How do kids get pocket money in Sweden? I can't imagine grandparents handing over prepaid debit cards to 8 years old to go buy candy at the neighborhood store?
Swedbank offers debit cards to kids as young as seven [1]. Depending on the kid's age (and what the parents configure), there will be different limits on how much the kid can spend.
Swish is the de facto standard for sending money between individuals [2], and that's what grandparents tend to use to send money to their grandchildren.
It's fee-less (for person-to-person transfers use at least) and it connects your bank account with your phone number. So if anyone wants to send you money, they can just open Swish and enter your phone number (or scan a QR code) and send you some. You also have to sign the payment with the BankID app, which is the de facto standard for authentication [3].

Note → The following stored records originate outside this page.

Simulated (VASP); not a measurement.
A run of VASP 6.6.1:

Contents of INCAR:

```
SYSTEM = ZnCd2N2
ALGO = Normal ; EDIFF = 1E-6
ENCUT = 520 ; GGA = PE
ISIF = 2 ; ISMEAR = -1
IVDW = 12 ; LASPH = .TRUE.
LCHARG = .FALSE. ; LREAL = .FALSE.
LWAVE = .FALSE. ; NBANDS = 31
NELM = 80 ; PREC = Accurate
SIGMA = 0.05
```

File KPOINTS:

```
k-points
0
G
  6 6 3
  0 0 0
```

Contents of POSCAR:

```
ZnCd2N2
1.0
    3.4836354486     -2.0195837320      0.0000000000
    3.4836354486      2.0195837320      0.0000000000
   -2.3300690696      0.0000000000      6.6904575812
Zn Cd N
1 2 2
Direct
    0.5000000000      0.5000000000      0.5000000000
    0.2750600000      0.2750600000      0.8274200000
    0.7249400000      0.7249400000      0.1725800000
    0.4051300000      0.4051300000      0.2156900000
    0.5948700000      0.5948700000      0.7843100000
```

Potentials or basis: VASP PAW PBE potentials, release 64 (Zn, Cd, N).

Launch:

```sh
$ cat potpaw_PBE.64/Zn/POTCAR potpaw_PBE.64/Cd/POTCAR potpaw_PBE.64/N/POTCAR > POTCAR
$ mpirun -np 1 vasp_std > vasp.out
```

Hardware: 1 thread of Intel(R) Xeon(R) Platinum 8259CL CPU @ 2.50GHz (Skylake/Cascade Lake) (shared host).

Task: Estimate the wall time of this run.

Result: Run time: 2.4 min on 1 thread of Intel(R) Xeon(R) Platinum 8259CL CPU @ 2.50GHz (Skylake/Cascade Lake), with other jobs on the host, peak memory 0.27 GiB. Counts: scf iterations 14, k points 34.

And when I write de facto standard I really mean it. 99.9% of Swedish residents age 18-67 have BankID (8.6M users), while Swish has 8.7M private users (93% of which use Swish at least once per month).
In Canada there's MyDoh, which is specifically a debit card you can give to kids including in that age range. One of the major Canadian banks runs this. Can only imagine that it's more advanced in Sweden.
That may be practical, but many kids I observe in my family etc like to collect the money and see it and are proud of their collection and about what they saved. That goes away with a card ... and I wonder how that impacts the "feeling" for it. Counting and making likes and plans about what to buy is a big part of learning to deal with it.
Like or not the world is a digital currency world for the most part these days. I want my kids to understand that those numbers on a computer screen have real world value. How many young adults get into trouble with their first credit card or debit card because the money isn't "real" to them? In the US it's quite a few.
I don't have a final answer to this. However in m observation with different families and kids is that some start relatively early, before the kid can do arithmetics or such, they can count till a pile got enough money for the sweets or toy they want and then count the other pile to see how much is left and if they can buy the other.
Doing this in a digital system requires first some computing device (be it phone or laptop or whatever) then check the account value, read it correctly, then do some arithmetics and then interpret the result. That's a year or two older.
More or less exactly so. There is another downside to it: When money is just a piece of plastic which you touch the cash register with and get what you want, how to you learn to appreciate money? Coins and paper money is also excellent for counting, as they naturally come in different valuations.
When counting money is just arithmetics and never cash, something is missing, and it's very clear in many young kids. Money is just points in a game, suddenly you're out, and then you can't get what you want anymore.
Where I grew up, (sadly) it's not been common since at least 50 years for 8 year olds to go buy candy at a neighborhood store by themselves. Parents had to drive us everywhere.